Maryam Alkhawaja, the most well-known of the human rights activists in Bahrain, fighting for the democratic reform of the absolute monarchy led by King Hamad bin Isa Al Khalifa, condemned in a BBC interview the normalization of relations between Bahrain and Israel announced by the Trump administration last week.
“The Bahraini people have always been very publicly in support of the Palestinian people. And we’re seeing this reaction again today. I think a lot of the outrage is because the people of Bahrain were not expecting the Bahraini regime [the monarchy] to go to the point of making this deal against the will of the Bahraini people,” she said.
“Nothing about this deal has anything to do [with] the well-being or the protection of the Bahraini people. The Bahraini people are not a free people, Bahrain is not a free country,” she stressed. “People don’t have the right to have opinions or to express those opinion. We’ve seen time and time again people prosecuted, tortured and imprisoned just for expressing their opinions … This is a decision made by the government and has nothing to do with the Bahraini people.”
Alkhawaja’s thoughts have enjoyed wide support on social media. On Friday and Saturday, hundreds of Bahrainis criticized and expressed their opposition to the agreement between Manama and Tel Aviv that follows the normalization of relations between Israel and the UAE announced a month ago by the same Donald Trump, and which is set to be formalized on September 15 with a signing ceremony at the White House. On Twitter, the hashtags #Bahrainis_Against_Normalization and #Normalization_Is_Betrayal have been trending.
This is a very different climate from the one that had accompanied the agreement between Abu Dhabi and Tel Aviv, when many in the Emirates had praised the decision taken by Crown Prince Mohammed bin Zayed al Nayaf and had condemned the Palestinians’ rejection of this normalization, often in aggressive tones.
Iran’s opposition to the agreement between Manana and Tel Aviv was expected: “The rulers of Bahrain will henceforth be complicit in the crimes of the Zionist regime [in Israel],” was Tehran’s official comment. The Palestinian National Authority reacted in similar terms, withdrawing its ambassador to Manama, and the Islamic Hamas movement spoke of another “stab in the back” by an Arab state.
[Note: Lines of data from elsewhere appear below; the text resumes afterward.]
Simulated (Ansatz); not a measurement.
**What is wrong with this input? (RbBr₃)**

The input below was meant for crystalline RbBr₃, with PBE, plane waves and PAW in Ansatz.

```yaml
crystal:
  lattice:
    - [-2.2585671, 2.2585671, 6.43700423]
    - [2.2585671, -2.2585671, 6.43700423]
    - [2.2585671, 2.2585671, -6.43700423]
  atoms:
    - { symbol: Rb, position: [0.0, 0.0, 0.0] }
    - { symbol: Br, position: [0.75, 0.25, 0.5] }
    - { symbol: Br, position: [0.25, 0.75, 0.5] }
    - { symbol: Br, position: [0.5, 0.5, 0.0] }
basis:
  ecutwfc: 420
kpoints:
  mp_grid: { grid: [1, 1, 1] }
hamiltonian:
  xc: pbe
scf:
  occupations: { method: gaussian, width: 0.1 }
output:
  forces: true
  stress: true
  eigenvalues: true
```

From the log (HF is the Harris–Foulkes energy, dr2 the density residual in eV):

But the negative reaction of a large part of the Bahraini population has been stronger than all expectations. This can also be explained in the context of the political and social conflict in Bahrain, where the Shiite opposition and civil society have been victims of repression and abuse for decades. This repression intensified in 2011 during the Bahraini Arab Spring, snuffed out with great bloodshed in Pearl Square. In the nine years since, top political leaders have been imprisoned, including the socialist Ebrahim Sharif and some of the leading human rights defenders, such as Nabeel Rajab, convicted for allegedly “subversive” tweets and posts on social media, who was only recently released from prison.
The movement for democracy in Bahrain has a long history, but has not produced tangible results. After 2011, the media, human rights groups and opposition parties were given some limited freedom to dissent. Then, in 2016, under the pretext of an alleged attempt by Iran to manipulate the popular protests going on in the country, the monarchy dispelled any remaining hope of change and closed down Wasat, the only independent newspaper. The regime cracked down on moderates and radicals alike, and death sentences against “terrorists” were carried out.
The repeated denunciations by Amnesty, HRW and the regional human rights centers have not produced results. King Hamad remains firmly in charge, also thanks to the alliance he maintains with the United States and the UK—whose warships and military bases he hosts—and ties with other Sunni states, particularly Saudi Arabia and the Emirates.
Saturday, in response to the social campaign against normalization, Hanan Ashrawi, member of the PLO Executive Committee, thanked the people of Bahrain on behalf of the Palestinians. But the Palestinian leaders must admit their own mistakes. In recent years, they have been privileging the relationships with the wealthy kings and princes of the Gulf, to ensure generous funding for the Palestinian National Authority (PNA) run by President Mahmoud Abbas, and have turned a blind eye to the struggles waged by the people of those kingdoms, starting with Bahrain.
The Palestinian political scientist Diana Buttu has called for a profound rethinking of the type of relations established over the years with the Arab states: “One should privilege relations with the peoples and civil societies,” she tells us, “and elections should be held for the revival of the PLO, so that the Palestinians, both within and outside [the Occupied Territories], can decide on the destiny of the PLO and the political strategies to be followed towards conquering freedom and putting an end to the Israeli military occupation.”